Having been born in Bizana and living her childhood there, Winnie Mandela knew the pain of poverty. However, she had a deep understanding of the interconnection between the apartheid system and that of poverty in South Africa. For her, the triple oppression suffered by Black women in South Africa, suffering because of their race, class and gender, was the reality brought about by the apartheid system.
It is to this struggle, the eradication of the triple oppression suffered by Black women, that Winnie Mandela sacrificed her life.
In the same week of her passing, AfrAsia Bank, together with New World Wealth, released its report on wealth in South Africa. The report, titled ‘South Africa Wealth Report’, detailed the amount of millionaires and billionaires, all in US dollars, their shopping and investment trends, their homes, among others.
South Africa, the report detailed, had 43 600 US dollar millionaires living within its borders. There are five billionaires, again in US dollars. This means that there are less than forty-four thousand people in South Africa who have net assets worth approximately just under twelve million Rands. At the same time, there are about 2 200 ‘multi-millionaires’, that is individuals who possess net assets worth just under R120 million. To have qualified as a billionaire, one would have had to have net assets in the region of R12 billion.

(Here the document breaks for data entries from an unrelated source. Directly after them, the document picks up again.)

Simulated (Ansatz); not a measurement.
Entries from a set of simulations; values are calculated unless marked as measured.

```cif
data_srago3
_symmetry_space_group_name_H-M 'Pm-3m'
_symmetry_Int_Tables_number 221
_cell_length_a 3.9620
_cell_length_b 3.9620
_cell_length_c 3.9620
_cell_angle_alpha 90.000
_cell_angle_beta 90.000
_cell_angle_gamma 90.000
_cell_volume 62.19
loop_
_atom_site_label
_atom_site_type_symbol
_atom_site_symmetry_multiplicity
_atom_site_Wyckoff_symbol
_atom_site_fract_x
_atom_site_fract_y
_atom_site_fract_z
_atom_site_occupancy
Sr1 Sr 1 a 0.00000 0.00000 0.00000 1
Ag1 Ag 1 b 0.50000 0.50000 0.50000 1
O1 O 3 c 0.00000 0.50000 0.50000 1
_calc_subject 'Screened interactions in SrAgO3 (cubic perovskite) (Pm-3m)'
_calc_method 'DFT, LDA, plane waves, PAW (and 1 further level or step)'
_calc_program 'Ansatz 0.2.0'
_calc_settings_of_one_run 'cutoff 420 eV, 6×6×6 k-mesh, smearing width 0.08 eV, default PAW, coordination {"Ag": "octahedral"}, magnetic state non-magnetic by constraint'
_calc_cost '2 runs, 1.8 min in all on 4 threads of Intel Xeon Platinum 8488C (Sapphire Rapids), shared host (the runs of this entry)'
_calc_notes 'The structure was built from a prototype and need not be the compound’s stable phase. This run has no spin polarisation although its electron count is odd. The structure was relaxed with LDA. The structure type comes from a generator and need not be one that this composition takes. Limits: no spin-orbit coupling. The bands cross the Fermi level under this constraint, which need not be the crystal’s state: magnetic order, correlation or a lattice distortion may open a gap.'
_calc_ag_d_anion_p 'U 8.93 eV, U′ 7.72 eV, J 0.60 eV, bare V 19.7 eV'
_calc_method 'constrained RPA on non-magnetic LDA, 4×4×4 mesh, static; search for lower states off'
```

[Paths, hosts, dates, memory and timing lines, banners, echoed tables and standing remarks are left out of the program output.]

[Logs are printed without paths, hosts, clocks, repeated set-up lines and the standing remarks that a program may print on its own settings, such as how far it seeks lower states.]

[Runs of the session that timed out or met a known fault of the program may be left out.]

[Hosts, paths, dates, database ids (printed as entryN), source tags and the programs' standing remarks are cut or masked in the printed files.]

The report details wealth trends in South Africa over the last decade while highlighting that the country remains the “most advanced and richest” on the continent. While only appearing fifth on the African list of the most populous countries and ninth in terms of land mass, South Africa has twice as many millionaires as any other country on the continent.
In reflecting on the past year, 2017, the report notes that the amount of US dollar millionaires in South Africa grew by eight percent. This, astonishingly, the report attributes to the general rise in total private wealth in the country which grew from 670 billion US dollars, at the end of 2016, to 722 billion US dollars by the end of 2017.
The total private wealth of these millionaires though grew from US$284 billion to US$306 billion in the same year 2016-2017. Needles to mention, that the stronger Rand at the end of 2017 contributed to this increase in US dollar millionaires.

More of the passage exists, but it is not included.